Regarding different representations of the Lorentz Group & its defining properties Take $\Lambda$ to be a Lorentz matrix, it satisfying $\Lambda^T \eta \Lambda=\eta$. By writing $\Lambda=\exp[-\frac{i}{2}\omega_{\mu\nu}\mathcal J^{\mu\nu}]$, we find that the generators satisfy
$$
[\mathcal{J}^{\mu\nu},\mathcal{J}^{\rho\sigma}]=i(\eta^{\mu\rho}\mathcal J^{\nu\sigma}+\cdots) \qquad \qquad(1)
$$
Now we can find any $n$ dimensional representation just by finding $n\times n$ matrices satisfying $(1)$ and calculating the matrix exponential. For example, the Dirac representation is given by exponentiating the generators $\frac{i}{4}[\gamma^\mu,\gamma^\nu]$, where $\gamma^\mu$ are the Dirac gamma matrices.
Now, let $S^{\mu\nu}$ be the generators of a $n$ dimensional representation, and write $M=\exp[-\frac{i}{2}\omega_{\mu\nu}S^{\mu\nu}]$. Is it true that this matrix satisfies $M^T \eta M=\eta$? Should perhaps the $T$ symbol be $\dagger$ instead? What should the $\eta$ matrix be for an $n$ dimensional vector space? perhaps it is $\eta=\text{diag}(1,-1,-1,\cdots,-1)$, with $(n-1)$ negative ones?
The thing is, I tried to check $M^T \eta M=\eta$ with several representations, and this is sometimes right, and sometimes not, which made me think that I was doing something wrong. I checked my math and couldn't find any mistake, so now I think that $M^T \eta M=\eta$ is not true in general, but then what is the point of finding such an $M$ matrix? Why we care for more representations of the Lorentz Group, if the resulting matrices don't possess this nice property? I know that quantum fields transform according to different representations of the LG, but why should this be? Why don't we just take any linear transformation? Why would we care for it being related to the Lorentz Group?

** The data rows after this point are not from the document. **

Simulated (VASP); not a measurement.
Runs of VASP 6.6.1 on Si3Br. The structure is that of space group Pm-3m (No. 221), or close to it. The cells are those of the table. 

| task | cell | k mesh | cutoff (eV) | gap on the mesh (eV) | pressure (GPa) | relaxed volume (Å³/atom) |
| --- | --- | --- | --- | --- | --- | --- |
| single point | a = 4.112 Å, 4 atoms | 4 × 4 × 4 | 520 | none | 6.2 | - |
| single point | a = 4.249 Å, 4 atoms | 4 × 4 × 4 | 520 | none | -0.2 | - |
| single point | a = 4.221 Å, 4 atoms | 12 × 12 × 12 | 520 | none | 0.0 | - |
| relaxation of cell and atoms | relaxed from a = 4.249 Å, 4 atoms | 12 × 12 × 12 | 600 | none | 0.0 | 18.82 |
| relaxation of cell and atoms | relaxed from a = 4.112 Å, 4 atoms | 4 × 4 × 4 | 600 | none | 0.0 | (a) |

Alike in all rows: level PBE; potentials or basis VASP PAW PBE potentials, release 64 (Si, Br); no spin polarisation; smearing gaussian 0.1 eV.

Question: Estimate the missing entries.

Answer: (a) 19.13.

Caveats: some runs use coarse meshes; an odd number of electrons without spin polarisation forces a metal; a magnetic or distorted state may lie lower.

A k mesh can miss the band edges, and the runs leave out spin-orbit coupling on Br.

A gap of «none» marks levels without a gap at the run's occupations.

I know that if the field transforms as $\phi\to M\phi$, then we can make covariant lagrangians, but this is always related to some properties $M$ satisfies, irrespective of it being related to $\Lambda$. For example, take any matrix satisfying $M^T M=1$; then $\mathcal L=\phi^T\phi$ is covariant, and we dont need $M$ to come from a representation of the LG.
For example, the covariance of the Dirac Lagrangian can be easly proven by noting that if the field transforms as $\psi\to M\psi$, then it is true that $\bar M \gamma^\mu M=\Lambda^\mu_\nu \gamma^\mu$. But to prove this relation we don't need to use $(1)$ nor anything coming from the Lorentz Group, but just some algebra. Couldn't we just find more matrices satisfying nice algebraic relations that allow as to make covariant lagrangians, matrices that are not related to the Lorentz Group?.
 A: The defining property of the fundamental representation of the Lorentz group $\mathrm{SO}(1,3)$
$$ M^T\eta M = \eta \quad \forall M\in\mathrm{SO}(1,3)$$
and hence the defining property of the Lorentz group itself does not make sense in representations other than the fundamental, because those are not naturally equipped with a metric "$\eta$" from a physics point of view.
Instead, we know that the Lorentz group is a spacetime symmetry that all proper relativistic laws (quantum or not) should respect in the sense that they should transform "covariantly", i.e. in a proper representation of it. A function of spacetime $\phi(x)$ has several options how to do this - it can be a scalar $\phi$, a vector $\phi^\mu$, a rank-2 tensor $\phi^{\mu\nu}$, and so on, but it has to choose one of these options, so that we know how laws involving it will change when we perform a Lorentz transformation (which corresponds to us changing our frame of reference).
That the concrete realizations of the representations may not preserve some arbitrarily chosen metric on the representation space (which is just the space of the values certain functions take rather than anything like spacetime itself) is wholly irrelevant to this.